For SingularityCE 3.9 we are working toward using the official 'nvidia-container-cli` tooling to setup Nvidia GPUs and their required libraries when running Singularity containers. Using `nvidia-container-cli` is the Nvidia supported method of configuring GPU containers, and will allow benefits over SingularityCE's current home-grown approach (though the legacy --nv GPU binding will be maintained and available for the time being).
* We will be able to support passing through only specific GPUs /MIG instances into a container (see below).
* We will be able to provide support for non-compute GPU capabilities, i.e. the graphics/video/display capabilities of nvidia-container-cli.
* The limited CUDA forward-compatible version increases from within the container via 'compat' libraries etc. should work.
* We don't have to track CUDA library changes - Nvidia will update their tool when things change.
A draft PR is now up for discussion at:https://github.com/sylabs/singularity/pull/144
In particular we'd love feedback on how to address the issue of `NVIDIA_VISIBLE_DEVICES` handling to expose only specific GPUs / MIG instances from the host into the container...

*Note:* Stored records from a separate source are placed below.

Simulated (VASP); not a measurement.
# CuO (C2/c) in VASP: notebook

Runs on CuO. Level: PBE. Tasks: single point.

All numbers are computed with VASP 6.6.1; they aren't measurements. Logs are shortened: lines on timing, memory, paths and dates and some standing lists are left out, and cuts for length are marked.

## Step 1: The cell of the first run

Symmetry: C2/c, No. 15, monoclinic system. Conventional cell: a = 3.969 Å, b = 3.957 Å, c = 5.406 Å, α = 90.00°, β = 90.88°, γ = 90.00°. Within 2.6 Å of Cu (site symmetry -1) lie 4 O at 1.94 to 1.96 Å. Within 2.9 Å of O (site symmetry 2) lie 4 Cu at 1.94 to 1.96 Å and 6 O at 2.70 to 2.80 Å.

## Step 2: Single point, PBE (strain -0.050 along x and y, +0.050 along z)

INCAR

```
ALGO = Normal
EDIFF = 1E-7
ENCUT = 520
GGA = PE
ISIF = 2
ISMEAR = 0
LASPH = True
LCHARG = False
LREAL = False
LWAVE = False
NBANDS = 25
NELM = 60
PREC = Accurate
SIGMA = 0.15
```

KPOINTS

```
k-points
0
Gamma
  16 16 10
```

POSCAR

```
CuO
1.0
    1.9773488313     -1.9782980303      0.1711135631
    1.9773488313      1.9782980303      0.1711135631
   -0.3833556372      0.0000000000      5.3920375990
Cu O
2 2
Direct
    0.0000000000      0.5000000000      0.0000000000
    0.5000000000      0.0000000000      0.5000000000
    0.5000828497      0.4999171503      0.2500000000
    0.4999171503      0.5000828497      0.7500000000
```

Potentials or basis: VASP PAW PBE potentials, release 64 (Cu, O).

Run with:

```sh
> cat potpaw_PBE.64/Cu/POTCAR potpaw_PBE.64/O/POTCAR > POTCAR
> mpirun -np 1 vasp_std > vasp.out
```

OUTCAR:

Historically Singularity has *always* bound all GPU devices into the container when running with `--nv`. This means applications in the container can access all GPUs, and restrictions to specific GPUs are via application configuration and/or setting `CUDA_VISIBLE_DEVICES`. It's easy to work around those, or set them up incorrectly, ending up with an application using more GPUs than you intend.
In the OCI world, only the GPUs specified by the env var `NVIDIA_VISIBLE_DEVICES` in config are available when the container runs. `nvidia-container-cli` uses this environment variable to bind in the correct GPUs at container setup time.
At present, the PR does the following:
* Makes *all* GPUs available in the container if `--nv` is used without `--contain` or `--containall`. This is the same as current SingularityCE, and is actually due to SingularityCE binding the whole `/dev` tree... not anything nvidia-container-cli is doing.
* Only makes the `NVIDIA_VISIBLE_DEVICES` GPUs available in the container if `--nv` is used with `--contain` or `--containall`. This differs from current SingularityCE. There is a warning if `NVIDIA_VISIBLE_DEVICES` has not been set... that no GPUs will be available.
This is a bit confusing, but we are aiming here to:
1) Allow limiting containers to specific GPUs via `NVIDIA_VISIBLE_DEVICES`.
2) Get as close as we can to the way GPUs are used in the OCI world, but still...
3) Respect the historic way in which Singularity favors integration over isolation, has made all GPUs available, and is deployed in existing workflows.
If you have any suggestions on how we might handle `NVIDIA_VISIBLE_DEVICES` and limiting things to specific GPUs.
What would you expect to happen by default? How would you expect this to interact with `--contain` / `--containall` etc?